AWS Certified Solutions Architect – Associate (SAA-C02) — Question 588
A company wants to measure the effectiveness of its recent marketing campaigns. The company performs batch processing on .csv files of sales data and stores the results in an Amazon S3 bucket once every hour. The S3 bucket contains petabytes of objects. The company runs one-time queries in Amazon Athena to determine which products are most popular on a particular date for a particular region. Queries sometimes fail or take longer than expected to finish running.
Which actions should a solutions architect take to improve the query performance and reliability? (Choose two.)
Answer options
- A. Reduce the S3 object sizes to less than 128 MB.
- B. Partition the data by date and region in Amazon S3.
- C. Store the files as large, single objects in Amazon S3.
- D. Use Amazon Kinesis Data Analytics to run the queries as part of the batch processing operation.

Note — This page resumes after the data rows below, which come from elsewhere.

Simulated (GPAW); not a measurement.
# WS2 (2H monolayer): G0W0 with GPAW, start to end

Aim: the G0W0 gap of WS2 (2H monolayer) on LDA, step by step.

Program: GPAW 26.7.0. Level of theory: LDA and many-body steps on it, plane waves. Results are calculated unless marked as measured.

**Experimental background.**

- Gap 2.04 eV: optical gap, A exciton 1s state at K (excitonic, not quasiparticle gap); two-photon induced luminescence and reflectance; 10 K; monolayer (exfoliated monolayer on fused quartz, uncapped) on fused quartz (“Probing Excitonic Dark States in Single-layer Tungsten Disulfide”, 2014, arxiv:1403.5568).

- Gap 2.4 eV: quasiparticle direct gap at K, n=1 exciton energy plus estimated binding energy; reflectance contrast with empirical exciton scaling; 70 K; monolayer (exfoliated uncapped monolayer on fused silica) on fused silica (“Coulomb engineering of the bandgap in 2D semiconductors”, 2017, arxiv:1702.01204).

- E. Use an AWS Glue extract, transform, and load (ETL) process to convert the .csv files into Apache Parquet format.
Correct answer: A, B
Explanation
Partitioning the data in Amazon S3 by date and region (Option B) restricts Athena's scan to only the relevant folders, drastically reducing query times and costs. Keeping file sizes optimized to under 128 MB (Option A) prevents performance bottlenecks associated with processing massive individual files, allowing Athena to read data in parallel more efficiently. Storing data as single giant files (Option C) prevents parallel processing, and using Kinesis Data Analytics (Option D) is designed for real-time streaming rather than querying petabytes of historical batch data.